The Crystal: Shiny new City Hall can turbocharge our East End

A pedestrian walks past The Crystal building on Royal Victoria Dock

(Picture: AFP via Getty Images)

Set against a backdrop of derelict Thames riverfronts, classic Eighties gangster flick The Long Good Friday saw Bob Hoskins play crook-trying-to-go-straight Harold Shand and his grand plan to regenerate London’s docks.

Fast forward 40 years, and a lot of what Shand envisaged has come to fruition. A Thames from Tower Bridge to Canary Wharf lined with flats and apartments. The Isle of Dogs like a mini-Manhattan and further afield, the Olympics transformed a moonscape north of Stratford.

Central to this are the Royal Docks, a vast space enjoying a building frenzy of new homes, offices and leisure facilities. It’s also where a shiny new City Hall sits. Called The Crystal, the building looks like a great glass battleship on the waterfront. Some are unhappy at the move. Others see its potential to turbocharge regeneration here — as the old City Hall did for the area between London Bridge and Tower Bridge. Few would argue it isn’t an improvement on the decay of the early Eighties, but some are critical of the missed opportunity to tackle the deep-seated poverty that has characterised the East End for over a century.

Here, people generally earn less, have poorer housing, and live shorter. These are precisely the areas that ought to be top of the Government’s levelling-up agenda but are too easily forgotten about. But there is an opportunity to learn from the past and do better.

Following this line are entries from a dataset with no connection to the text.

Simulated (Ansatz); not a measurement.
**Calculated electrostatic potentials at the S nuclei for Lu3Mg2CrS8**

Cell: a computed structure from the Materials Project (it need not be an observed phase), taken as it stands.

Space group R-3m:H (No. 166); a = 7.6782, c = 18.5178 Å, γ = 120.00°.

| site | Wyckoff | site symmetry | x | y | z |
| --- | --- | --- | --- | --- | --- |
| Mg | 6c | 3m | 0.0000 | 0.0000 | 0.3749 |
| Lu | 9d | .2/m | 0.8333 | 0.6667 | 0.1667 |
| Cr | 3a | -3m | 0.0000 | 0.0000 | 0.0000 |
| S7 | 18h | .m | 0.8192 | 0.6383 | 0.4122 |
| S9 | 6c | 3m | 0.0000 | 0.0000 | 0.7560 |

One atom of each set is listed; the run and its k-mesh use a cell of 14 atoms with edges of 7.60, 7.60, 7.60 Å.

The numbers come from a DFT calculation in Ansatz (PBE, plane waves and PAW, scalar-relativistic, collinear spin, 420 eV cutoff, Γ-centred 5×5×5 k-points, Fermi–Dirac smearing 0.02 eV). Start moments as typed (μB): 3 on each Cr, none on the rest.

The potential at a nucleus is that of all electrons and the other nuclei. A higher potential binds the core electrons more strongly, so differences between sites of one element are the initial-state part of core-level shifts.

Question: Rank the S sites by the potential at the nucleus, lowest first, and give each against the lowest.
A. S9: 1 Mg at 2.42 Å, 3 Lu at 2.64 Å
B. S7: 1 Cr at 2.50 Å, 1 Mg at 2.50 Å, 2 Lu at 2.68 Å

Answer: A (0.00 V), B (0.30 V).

A vast swathe of further regeneration is taking place along the Thames, including schemes at Charlton Riverside and Thamesmead. Today City Hall hosts its first external event, Centre for London’s conference, East x Southeast, which will reflect on the regeneration that’s taken place and look to what more needs to be done to tackle this huge levelling-up challenge on our doorstep.

For poor Harold Shand, it doesn’t quite turn out for him as he expected. Yet he was prophetic about the huge regenerative potential of prime riverfront land in the heart of a global city. Forty years on, this task is still to be completed.